New York State will partner with over 100 private companies, led by General Electric, in an American venture to develop next generation of SIC materials and processes, Governor Andrew Cuomo announced yesterday. Called the New York Power Electronics Manufacturing Consortium (NY-PEMC), the venture will invest over $500 million in the next five years.
The enterprise will be managed through the newly merged SUNY College of Nanoscale Science and Engineering (CNSE)/SUNY Institute of Technology (SUNYIT) campus based in Albany. GE will be a lead partner in the fab, housed at the CNSE Nano Tech complex (pictured above), which will develop and produce low cost, high performance 6in silicon carbide (SiC) wafers.
All NY-PEMC partner companies will have access to state-of-the-art 6in SiC tools and a baseline process flow, contributed by GE, where they can make their own enhancements in preparation for high volume, cost effective manufacturing. University researchers from around the state will also participate in the program. The idea is to use the state's nanotech facility to attract researchers and private companies to create a high-tech cluster in New York state.

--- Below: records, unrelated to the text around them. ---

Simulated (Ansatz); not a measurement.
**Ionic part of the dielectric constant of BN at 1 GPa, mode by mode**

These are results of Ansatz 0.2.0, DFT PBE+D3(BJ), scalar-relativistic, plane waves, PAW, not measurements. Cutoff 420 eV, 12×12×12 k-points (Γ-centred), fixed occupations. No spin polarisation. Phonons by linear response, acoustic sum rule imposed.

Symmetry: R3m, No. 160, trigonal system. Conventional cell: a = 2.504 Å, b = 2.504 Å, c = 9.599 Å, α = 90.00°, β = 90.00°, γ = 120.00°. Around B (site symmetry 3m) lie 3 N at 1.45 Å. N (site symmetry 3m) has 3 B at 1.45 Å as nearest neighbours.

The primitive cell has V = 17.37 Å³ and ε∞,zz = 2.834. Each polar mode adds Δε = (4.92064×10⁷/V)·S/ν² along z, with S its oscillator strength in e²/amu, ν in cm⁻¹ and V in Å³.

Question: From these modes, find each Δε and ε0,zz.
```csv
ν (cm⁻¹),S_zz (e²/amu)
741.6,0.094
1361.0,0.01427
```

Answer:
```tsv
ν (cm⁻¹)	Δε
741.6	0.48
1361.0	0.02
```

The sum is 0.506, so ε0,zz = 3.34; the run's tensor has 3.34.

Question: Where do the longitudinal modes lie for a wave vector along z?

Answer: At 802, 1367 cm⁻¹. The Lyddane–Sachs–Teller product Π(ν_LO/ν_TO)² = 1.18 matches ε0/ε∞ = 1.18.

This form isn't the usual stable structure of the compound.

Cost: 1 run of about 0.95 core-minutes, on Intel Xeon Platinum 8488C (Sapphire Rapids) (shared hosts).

"This partnership will create thousands of new jobs in Upstate New York, tapping into our highly trained workforce and existing centres of high tech research and development," said Cuomo. "With commitment from our partners, we are advancing New York's capability to compete in the international marketplace and make this state the place to develop and manufacture high tech materials. This investment and partnership today will utilise the workforce of tomorrow, creating jobs and increasing long-term investments in New York State."
The partnership is enabled by the START-UP NY tax free initiative, in addition to $135 million in New York State funds provided to CNSE for the establishment of the NY-PEMC facilities, which will attract $365 million in private funds and know-how to support personnel, equipment and process flow, tool installation, facilities and materials for a total five-year investment of $500 million.